How Syria’s rebels became Turkey’s mercenaries
Fighting in the south Caucasus again broke out on
Sept. 28 when Armenia and Azerbaijan clashed in the disputed territory of
Nagorno-Karabakh. Each accuses the other of having started the conflict, and
international actors have been actively working to bring the violence to a
halt.
Tensions in the region are not new. But initial
reports on the ground indicated Syrian mercenaries being deployed by Turkey to
serve alongside Azeri forces, a far more recent development.
Ankara and Baku deny the claims. But various news
outlets, citing Syrian rebel sources, appear to have now confirmed that
fighters are being recruited for service in the Caucasus, and have been for
some time. An unknown number of Syrians have since been killed in the fighting.
Engin Yüksel, research fellow with the Clingendael
Institute for International Relations at the Hague, told Ahval in a podcast
that, since the start of Syria’s civil war, Turkey has played a key role in
organising Syrian rebel groups, over which its influence has steadily grown.

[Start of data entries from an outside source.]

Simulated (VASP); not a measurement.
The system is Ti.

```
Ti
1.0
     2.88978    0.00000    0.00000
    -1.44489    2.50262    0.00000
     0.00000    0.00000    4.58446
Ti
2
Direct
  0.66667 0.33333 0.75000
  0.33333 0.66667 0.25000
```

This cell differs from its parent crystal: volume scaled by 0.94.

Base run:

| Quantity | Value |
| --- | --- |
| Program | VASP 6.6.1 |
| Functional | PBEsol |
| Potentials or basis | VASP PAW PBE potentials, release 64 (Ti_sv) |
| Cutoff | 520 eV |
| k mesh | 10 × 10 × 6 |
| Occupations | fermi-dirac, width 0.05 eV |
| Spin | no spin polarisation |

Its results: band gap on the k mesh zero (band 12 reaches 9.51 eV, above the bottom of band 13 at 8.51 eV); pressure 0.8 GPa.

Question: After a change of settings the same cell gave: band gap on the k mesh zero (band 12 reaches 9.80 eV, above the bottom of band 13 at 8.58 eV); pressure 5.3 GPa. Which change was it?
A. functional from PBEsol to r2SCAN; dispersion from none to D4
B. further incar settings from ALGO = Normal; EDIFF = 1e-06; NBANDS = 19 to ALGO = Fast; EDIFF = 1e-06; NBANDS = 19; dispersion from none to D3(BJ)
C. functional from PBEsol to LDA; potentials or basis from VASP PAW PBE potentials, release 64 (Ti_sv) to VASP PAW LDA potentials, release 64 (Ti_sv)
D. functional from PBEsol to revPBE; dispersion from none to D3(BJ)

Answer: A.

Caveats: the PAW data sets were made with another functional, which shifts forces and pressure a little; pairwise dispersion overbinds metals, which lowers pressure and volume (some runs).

“The Free Syrian Army (FSA) was the armed opposition
group mostly aligned with Turkey throughout the Syrian civil war,” Yüksel said,
referring to the original armed opposition to President Bashar al-Assad. “In
this context, the FSA took sanctuary in Turkey, and built strong networks with
Western and Gulf Arab countries.”
Initially, Ankara did not hold sway over the FSA to
the degree that some of its partners did. But this changed in 2016 as other powers
decreased their involvement in the conflict, while Turkey took a more active
role as Ankara began to prioritise containing Syria’s Kurds in the north of the
country.
Since then, Turkey’s military has worked diligently
to develop the combat capacity of its Syrian proxies, deploying them alongside
Turkish regular forces in multiple incursions against Kurdish militants in
northern Syria.
These units now fall under the umbrella of the
Syrian National Army (SNA), a hodgepodge of militias that includes secularists,
Syrian Turkmen, and Islamist nationalists, amongst others. Many of Ankara’s
opponents, however, also accuse it of supporting jihadist groups such as Hayat
Tahrir al-Sham (HTS), a former branch of al Qaeda in Syria. And these
accusations have followed the deployment of Turkey’s Syrian proxies overseas.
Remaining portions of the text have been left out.